Hello,
Could you provide assistance on the stated topic title, give insight?
Context:
- I had been able to successfully process tiff files to refined map_sharp MRC files. Two or three, no issues.
- Decided to restart job pipeline at Extract Mic job because structure needed a larger box size.
- That job failed at refinement job. Event log stated either “Job ended abnormally,” “no Heartbeat,” or “Memmory [something I don’t recall]” at end (see below)
- Tried several times, this time reducing the larger box size to up to 70% box size (Through Fourier size) but got same messages again. I decided to delete all data and directories and start again. This, upon noticing that our data storage allocation was close to the limit and my cryosparc files could free up space a significant amount of it.
- I started new projects from the same tiff files directories and still got the same failed job messages as above but this time they would be presented early in the data process at the Patch motion correction job. The job would either successfully process varying fractions of the total 1500 files and sometimes would call the job complete but would leave a large portion of them not processed.

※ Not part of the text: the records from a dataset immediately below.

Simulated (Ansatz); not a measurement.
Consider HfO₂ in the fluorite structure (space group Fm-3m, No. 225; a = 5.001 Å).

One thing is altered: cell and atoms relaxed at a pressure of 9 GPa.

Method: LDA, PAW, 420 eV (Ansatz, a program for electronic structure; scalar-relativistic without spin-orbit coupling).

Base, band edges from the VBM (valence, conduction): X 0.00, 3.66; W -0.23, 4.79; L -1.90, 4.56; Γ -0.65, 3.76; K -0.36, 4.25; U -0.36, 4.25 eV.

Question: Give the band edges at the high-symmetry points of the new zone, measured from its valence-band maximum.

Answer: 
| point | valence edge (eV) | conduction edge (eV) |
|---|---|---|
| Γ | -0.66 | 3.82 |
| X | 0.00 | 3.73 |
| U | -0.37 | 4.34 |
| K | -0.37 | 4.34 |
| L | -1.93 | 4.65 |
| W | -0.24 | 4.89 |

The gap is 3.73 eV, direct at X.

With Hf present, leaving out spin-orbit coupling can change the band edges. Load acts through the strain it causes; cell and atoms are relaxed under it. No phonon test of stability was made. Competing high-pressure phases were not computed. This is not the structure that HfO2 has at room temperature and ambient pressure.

- Our IT department increased “default heartbeat interval” from 30s to 3 minutes, stated that there was slow down on computing resources the same day #3 above was run, and also indicated a software error: “3567188 Bus error/ Software error/ memmory access violation” I have been doing # 5 above for past two days. Same result.
Can you help?
Patch motion correction failed Event logs:
Event Log**
[2024-02-23 12:54:51.84]
-------- Cluster job status at 2024-02-23 12:55:22.395365 (3 retries)
JOBID PARTITION NAME USER ST TIME NODES NODELIST(REASON)
24501079 gpu cryospar rc-svc-p R 0:31 1 c38a-s5
[2024-02-23 12:55:24.93]
[CPU: 145.6 MB]
====== Job process terminated abnormally.
Event Log**
[2024-02-24 16:30:09.26]
**** Kill signal sent by CryoSPARC (ID: ) ****
[2024-02-24 16:31:17.69]
Job is unresponsive - no heartbeat received in 300 seconds.